This year, the Fourth of July falls on a Friday giving lots of people a long weekend to enjoy the holiday.
Some already hit the road for the beach or the mountains.
Lots of others will be heading out today to enjoy the holiday weekend.
Others will stay closer to home, but most people will find a way to relax and “celebrate.”
They’ll have cookouts, go to the river or the lake, and they’ll shoot off fireworks, as well.
There will be parades — some more formal and others of the neighborhood variety.
Here in Florence, the RedWolves play baseball “away” today, but their traditional game along with fireworks are on Saturday.
Festivities are planned Saturday at Timrod Park, as well, and there are many other local events to celebrate the holiday.
All this has become a way to celebrate our country’s Independence Day or July Fourth to remember the adoption of the Declaration of Independence on July 4, 1776, declaring the United State’s independence from England.
According to various Web sites and history books, there were two celebrations of the holiday the next year.
In Rhode Island, 13 guns were fired — in the morning and in the evening.
In Philadelphia, there was an official dinner for the Continental Congress, toasts, 13-gun salutes, speeches, prayers, music, parades, troop reviews and fireworks.

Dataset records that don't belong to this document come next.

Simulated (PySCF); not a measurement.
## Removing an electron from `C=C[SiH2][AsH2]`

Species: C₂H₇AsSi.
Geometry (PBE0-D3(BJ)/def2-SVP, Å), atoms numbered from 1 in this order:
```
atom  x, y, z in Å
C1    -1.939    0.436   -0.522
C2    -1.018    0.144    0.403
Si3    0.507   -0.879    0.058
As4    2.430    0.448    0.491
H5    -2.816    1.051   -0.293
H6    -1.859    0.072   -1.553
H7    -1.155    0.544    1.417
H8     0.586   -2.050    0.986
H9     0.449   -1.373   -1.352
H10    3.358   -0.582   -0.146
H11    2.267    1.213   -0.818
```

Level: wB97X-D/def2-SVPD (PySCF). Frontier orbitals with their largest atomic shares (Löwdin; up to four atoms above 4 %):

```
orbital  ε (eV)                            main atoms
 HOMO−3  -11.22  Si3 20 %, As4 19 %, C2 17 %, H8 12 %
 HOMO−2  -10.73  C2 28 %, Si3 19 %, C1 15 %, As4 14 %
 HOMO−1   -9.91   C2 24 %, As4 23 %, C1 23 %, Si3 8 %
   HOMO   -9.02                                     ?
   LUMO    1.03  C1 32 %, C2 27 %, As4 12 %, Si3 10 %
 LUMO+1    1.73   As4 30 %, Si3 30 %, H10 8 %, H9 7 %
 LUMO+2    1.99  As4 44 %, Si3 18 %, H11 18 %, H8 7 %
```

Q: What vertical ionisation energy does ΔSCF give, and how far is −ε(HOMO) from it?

George Washington gave the troops a double ration of rum in 1778 to mark the holiday.
Massachusetts was the first state to recognize the holiday in 1781.
Congress gave federal workers the day off — unpaid though — in 1870.
By 1941, it became a paid holiday.
Now, of course, most “offices” are closed but plenty of people are working.
Despite all the problems we face, it’s certainly worth a moment to stop and be thankful for our “independence.”